If you ever doubt the criticism that we live in an overly-litigious society, consider this: A California appellate court issued an opinion last week in a matter questioning whether The Wall Street Journal (WSJ) was a local paper in Los Angeles.
Why should this matter come before any California court, much less an appellate court? Because official notices must be published in a local newspaper of general circulation under California law.
The WSJ is a daily newspaper published in New York City and several other cities by Dow Jones & Company, Inc. Andrew P. Johnson, a manager of Dow Jones & Company, Inc., filed a petition to declare the WSJ a newspaper of general circulation for the City of Los Angeles.
The Metropolitan News Company (MNC) opposed the petition, arguing that the WSJ is a national newspaper and "is not a Los Angeles newspaper."
The basis for MNC's theory? Typesetting, (or computer key-plunking, as MNC called it), takes place in New York, not Los Angeles; therefore the WSJ is not printed in Los Angeles. MNC argued further that a newspaper can be "printed and published" in only one city and therefore cannot qualify as a newspaper of general circulation for more than one city.
There's actually been a lot of litigation on the issue of what constitutes a local paper, so the court had extensive case law from which to glean its opinion.
The result? A newspaper is "printed," within the California legal lexicon, at the place where the printing press produces circulation copies of the newspaper.

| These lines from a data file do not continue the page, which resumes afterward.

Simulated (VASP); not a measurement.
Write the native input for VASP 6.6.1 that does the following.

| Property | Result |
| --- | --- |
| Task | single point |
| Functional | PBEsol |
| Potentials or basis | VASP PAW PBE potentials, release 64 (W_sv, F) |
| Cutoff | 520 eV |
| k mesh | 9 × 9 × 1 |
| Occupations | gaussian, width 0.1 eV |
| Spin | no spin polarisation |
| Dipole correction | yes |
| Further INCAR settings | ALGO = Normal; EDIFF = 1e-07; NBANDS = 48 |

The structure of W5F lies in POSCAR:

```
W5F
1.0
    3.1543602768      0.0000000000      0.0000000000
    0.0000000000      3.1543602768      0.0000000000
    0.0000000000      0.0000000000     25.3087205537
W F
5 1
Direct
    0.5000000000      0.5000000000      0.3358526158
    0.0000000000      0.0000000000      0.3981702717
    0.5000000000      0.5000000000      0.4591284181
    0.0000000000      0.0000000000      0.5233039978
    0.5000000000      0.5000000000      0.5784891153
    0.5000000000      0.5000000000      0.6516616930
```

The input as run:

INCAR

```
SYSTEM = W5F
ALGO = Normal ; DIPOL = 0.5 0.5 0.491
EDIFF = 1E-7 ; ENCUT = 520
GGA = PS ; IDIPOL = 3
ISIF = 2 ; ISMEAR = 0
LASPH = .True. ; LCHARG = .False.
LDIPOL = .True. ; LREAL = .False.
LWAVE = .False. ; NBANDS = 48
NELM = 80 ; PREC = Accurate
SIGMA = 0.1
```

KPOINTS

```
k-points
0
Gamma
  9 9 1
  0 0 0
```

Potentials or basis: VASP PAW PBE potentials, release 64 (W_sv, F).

By this definition, the WSJ is printed in Los Angeles because the mechanical work of producing circulation copies of the newspaper has taken place in Los Angeles for the requisite period of time. The location where the newspaper reporters type their stories or, in MNC's words, "plunk on keys of PCs to form the images of letters," is irrelevant.
So if you've always wanted to see your name in the WSJ, and you need to print a notice in a Los Angeles newspaper of general circulation, you can legally publish your official notice in The Wall Street Journal. The famous hedcuts, however, are not included with your publication purchase.